Parents at the Bradford Christian School have paid into a fighting fund to defend the school's right to smack their children.

The new law outlawing corporal punishment in private schools came into effect yesterday.

But the Bradford Christian School, founded in Idle six years ago, is one of five schools nationwide briefing a lawyer to contest the smacking ban, at the European Court of Human Rights.

It is a member of the Christian Schools' Trust which is backing a legal test case, brought by the Christian Fellowship School in Liverpool. Other schools - including the one in Bradford - are forwarding supportive information to the lawyer who will present the case.

And some Bradford parents have responded to an appeal for cash to pay for the challenge.

Corporal punishment in state schools was outlawed in the 1980s and the ban has been extended to private schools by the School Standards and Framework Act.

Phillip Moon, head teacher at the Bradford Christian School, said the school would abide by the law but was hopeful that the legal challenge would succeed, so that the school's current policy on corporal punishment could continue.

At the £1,500 per year school, a 'paddle' or wooden ruler is used to discipline wilful or defiant children once other sanctions have been exhausted.

It has been used four times in the past three years and is only used by the headmaster under controlled conditions and with the agreement of parents, Mr Moon said.

The school has 135 pupils - boys and girls aged four to 16.

"Five schools, including ourselves, have been asked to submit information to the solicitor who will be fighting it at Strasbourg," Mr Moon said.

"We feel that on certain occasions, it is an effective way of getting the right kind of behaviour you are wanting from children. It's when they have been deliberately and wilfully defiant or disobedient."

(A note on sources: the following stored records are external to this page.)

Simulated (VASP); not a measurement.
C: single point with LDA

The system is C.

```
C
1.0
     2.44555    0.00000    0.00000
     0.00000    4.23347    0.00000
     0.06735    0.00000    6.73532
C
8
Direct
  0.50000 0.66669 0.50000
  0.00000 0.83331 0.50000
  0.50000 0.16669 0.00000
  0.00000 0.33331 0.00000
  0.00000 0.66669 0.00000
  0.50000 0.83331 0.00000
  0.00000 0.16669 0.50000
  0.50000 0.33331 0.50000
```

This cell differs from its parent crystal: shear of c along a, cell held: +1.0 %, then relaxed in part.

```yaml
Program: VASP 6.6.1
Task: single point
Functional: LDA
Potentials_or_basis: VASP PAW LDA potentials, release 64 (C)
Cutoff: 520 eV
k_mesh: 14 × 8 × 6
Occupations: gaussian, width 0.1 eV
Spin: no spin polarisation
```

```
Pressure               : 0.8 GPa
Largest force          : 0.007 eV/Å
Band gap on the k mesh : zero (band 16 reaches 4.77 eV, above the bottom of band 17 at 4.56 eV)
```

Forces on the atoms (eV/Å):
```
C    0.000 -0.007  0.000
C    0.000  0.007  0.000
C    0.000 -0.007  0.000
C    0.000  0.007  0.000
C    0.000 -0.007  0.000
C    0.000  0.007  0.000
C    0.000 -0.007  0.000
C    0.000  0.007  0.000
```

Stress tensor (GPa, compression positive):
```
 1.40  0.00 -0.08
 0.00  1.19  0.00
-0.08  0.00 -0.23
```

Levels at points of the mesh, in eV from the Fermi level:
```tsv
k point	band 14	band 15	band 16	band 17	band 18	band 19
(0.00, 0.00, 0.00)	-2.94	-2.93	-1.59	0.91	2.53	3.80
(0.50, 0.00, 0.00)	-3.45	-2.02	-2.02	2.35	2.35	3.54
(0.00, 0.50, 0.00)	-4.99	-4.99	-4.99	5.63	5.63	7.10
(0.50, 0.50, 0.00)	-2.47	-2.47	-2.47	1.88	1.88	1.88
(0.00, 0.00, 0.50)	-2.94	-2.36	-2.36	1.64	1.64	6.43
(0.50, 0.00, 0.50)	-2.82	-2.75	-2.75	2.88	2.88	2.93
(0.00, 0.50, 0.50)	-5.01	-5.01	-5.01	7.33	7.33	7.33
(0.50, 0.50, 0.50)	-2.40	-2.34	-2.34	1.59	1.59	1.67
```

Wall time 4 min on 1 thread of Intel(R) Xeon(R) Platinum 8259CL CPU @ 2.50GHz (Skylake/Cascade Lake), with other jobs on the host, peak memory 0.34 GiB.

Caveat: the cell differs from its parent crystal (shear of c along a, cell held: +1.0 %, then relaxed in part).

The Christian schools' legal challenge has "no hope" of success, according to Peter Newell, co-ordinator of the End Physical Punishment of Children (EPOCH) campaign.

He said: "Teachers have for a long time supported abolition, and the Independent Schools' Joint Council which represents more than 80 per cent of independent schools has also supported this."

The Government has rejected the claims by head teachers of Christian schools that banning corporal punishment in state schools has led to a deterioration in pupils' behaviour.